Artist's concept of the Herschel spacecraft. Credit: ESA
 
The Heterodyne Instrument for the Far Infrared was built to obtain revolutionary new information on dynamic star-forming regions, galactic nuclei and interstellar gas. HIFI will study the motion and composition of material throughout the universe, specifically hunting for water and carbon by observing a single pixel in the sky at a time.

Before HIFI could study its first scientific target, the instrument was crippled by a momentary glitch that triggered a chain of events leading to the permanent failure of a diode inside the Local Oscillator Control Unit, or LCU.

A single event upset Aug. 3 activated an automatic switch off to protect components from a power interruption, but the spacecraft was still providing electricty to the instrument. This caused a voltage spike in a power converter, damaging the diode, according to engineers.

The spectrometer had already made early observations during a performance verification campaign this summer, but the August glitch occurred before HIFI began formal scientific work.

The LCU controls an artifical signal created inside HIFI that mixes with the far infrared light from the universe, creating a signal that is easier to detect and process. The ingenious observing technique allows astronomers and astrophysicists to study hard-to-see objects and regions throughout the universe.

HIFI carries a duplicate set of electronics that was turned on in early December. The instrument itself will restart observations around Jan. 10, according to Goran Pilbratt, Herschel's project scientist at the European Space Agency.

"The redundant set of warm electronics units were turned on and worked correctly and exactly as expected," Pilratt said. "As you can imagine, we are all immensely excited to finally get HIFI going again."

When HIFI is restored, scientists plan to quickly test the instrument and give HIFI up to half of Herschel's observing time between February and April.

Managed by the Netherlands Institute for Space Research, HIFI promises to glimpse inside the chaotic centers of galaxies and deliver data shedding light on the birth and evolution of stars and planetary systems throughout the galaxy. Closer to home, HIFI will also measure the chemical make-up of planets and comets in our solar system.

The $1.3 billion Herschel observatory was launched May 14 in tandem with Planck, another European telescope designed to seek out the relic light from the Big Bang.


Herschel captured this image of a star-forming region 1,000 light years away in the constellation Aquila. About 700 forming stars are inside this complex of dust and gas, which is located in a mysterious ring of stars called Gould's Belt. Credit: ESA and the SPIRE and PACS consortia, P. André (CEA Saclay) for the Gould's Belt Key Programme Consortia
 
Herschel operates in an orbit around the L2 libration point, a location about 1.5 million kilometers from the night side of Earth, where gravity from the planet and the sun balance to create a stable location for spacecraft studying the cosmos.

Most of Herschel's work is now in routine operations, and the observatory's other two instruments have already collected a scientific bounty of stunningly artistic views of the universe.
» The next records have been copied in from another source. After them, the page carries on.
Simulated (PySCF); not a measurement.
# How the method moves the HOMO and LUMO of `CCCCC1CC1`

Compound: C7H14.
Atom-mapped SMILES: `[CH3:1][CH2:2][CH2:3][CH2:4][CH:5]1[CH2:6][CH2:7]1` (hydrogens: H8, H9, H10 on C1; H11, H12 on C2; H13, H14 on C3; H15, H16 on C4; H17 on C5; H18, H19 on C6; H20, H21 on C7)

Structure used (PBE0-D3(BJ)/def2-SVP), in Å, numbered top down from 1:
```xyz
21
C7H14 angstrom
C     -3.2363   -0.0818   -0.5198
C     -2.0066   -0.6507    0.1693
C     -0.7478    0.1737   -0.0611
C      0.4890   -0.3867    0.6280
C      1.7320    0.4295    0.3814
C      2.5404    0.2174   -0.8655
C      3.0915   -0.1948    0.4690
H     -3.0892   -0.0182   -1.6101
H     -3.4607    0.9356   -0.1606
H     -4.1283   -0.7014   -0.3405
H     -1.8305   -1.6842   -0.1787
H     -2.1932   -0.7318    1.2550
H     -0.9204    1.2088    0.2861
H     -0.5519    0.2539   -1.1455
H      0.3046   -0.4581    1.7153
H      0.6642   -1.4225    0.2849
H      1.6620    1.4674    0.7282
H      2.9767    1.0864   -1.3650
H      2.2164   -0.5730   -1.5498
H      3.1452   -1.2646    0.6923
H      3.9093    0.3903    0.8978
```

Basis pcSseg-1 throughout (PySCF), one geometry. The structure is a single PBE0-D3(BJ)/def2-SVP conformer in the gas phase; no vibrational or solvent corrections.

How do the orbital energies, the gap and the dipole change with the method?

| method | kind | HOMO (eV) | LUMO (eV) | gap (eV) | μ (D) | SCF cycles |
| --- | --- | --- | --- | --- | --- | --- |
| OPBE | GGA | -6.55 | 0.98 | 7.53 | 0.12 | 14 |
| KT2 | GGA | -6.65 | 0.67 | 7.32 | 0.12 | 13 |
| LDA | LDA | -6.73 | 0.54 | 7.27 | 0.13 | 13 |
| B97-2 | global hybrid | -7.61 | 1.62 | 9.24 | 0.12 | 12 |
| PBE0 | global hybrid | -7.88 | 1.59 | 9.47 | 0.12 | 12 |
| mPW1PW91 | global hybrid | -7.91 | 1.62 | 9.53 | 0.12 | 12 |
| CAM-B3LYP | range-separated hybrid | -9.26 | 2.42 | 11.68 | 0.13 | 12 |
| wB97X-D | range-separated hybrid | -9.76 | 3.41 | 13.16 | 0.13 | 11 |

Herschel's infrared sensors are cooled by cryogenic liquid helium, allowing the telescope to see faint and distant objects hidden behind dust clouds opaque to the human eye. The spacecraft's coldest detector is chilled to 0.3 Kelvin, or below -459 degrees Fahrenheit.

The telescope will continue operating until the helium runs out in early 2013.

Herschel views the universe through an 11.5-foot-wide primary mirror, the largest telescope ever flown in space.

The observatory's other two instruments are the Photodetector Array Camera and Spectrometer and the Spectral and Photometric Imaging Receiver, respectively called PACS and SPIRE. They are capable of capturing and analyzing images in a wide swath of the electromagnetic spectrum, ranging from infrared to submillimeter wavelengths.

Herschel is the first space telescope to see light in submillimeter wavelengths, which are sandwiched between infrared light and radio waves on the electromagnetic spectrum.

PACS and SPIRE cover different sections of the spectrum, and scientists combine data from both instruments to produce a single image.

"The other two instruments have produced absolutely fantastic initial science, and we now want HIFI to show what it can do," Pilbratt said.

More than 30 science teams presented initial results from Herschel's demonstration observations at a conference in mid-December. The sentiment at the workshop was that Herschel is meeting or surpassing expectations, according to Pilbratt.


This five-color composite image was captured in September, showing filament-like structures of cold gas thousands of light years away in the constellation of the Southern Cross. Scientists did not expect this level of activity in such a dark, cool region of the sky. Credit: ESA and the SPIRE and PACS consortia
 

A team of scientists has already begun using Herschel to look for distant galaxies from the earliest history of the universe. The project is still in its preliminary stages, but researchers from six countries have already used Herschel to observe more than 27,000 galaxies.

"The submillimeter sky is absolutely paved with galaxies," said Jason Glenn, a SPIRE co-investigator from the University of Colorado at Boulder.

Glenn said the Herschel Multi-tiered Extragalactic Survey expects to detect hundreds of thousands of infant galaxies more than 10 billion years old, in the first quarter of the universe's life.

Another group is surveying sections of the sky in submillimeter and far infrared light, looking for undetected nearby galaxies, dark matter, blazars and galactic dust. Herschel has already started the observations and detected thousands of sources, ranging from supermassive black holes to infant stars.

The Herschel submillimeter survey found 15,000 light sources in 16 hours of observations. A ground-based survey over 20 nights only discovered five sources in 1998.

Scientists have also pointed Herschel toward Mars, Neptune and a comet in the first phase of a project to study the distribution and behavior of water and other volatile minerals in the solar system.

Herschel has also already peered deep inside the Milky Way's star-making nurseries, clouds of dust housing protostars and dark globules, which are believed to be among the coldest objects in the universe.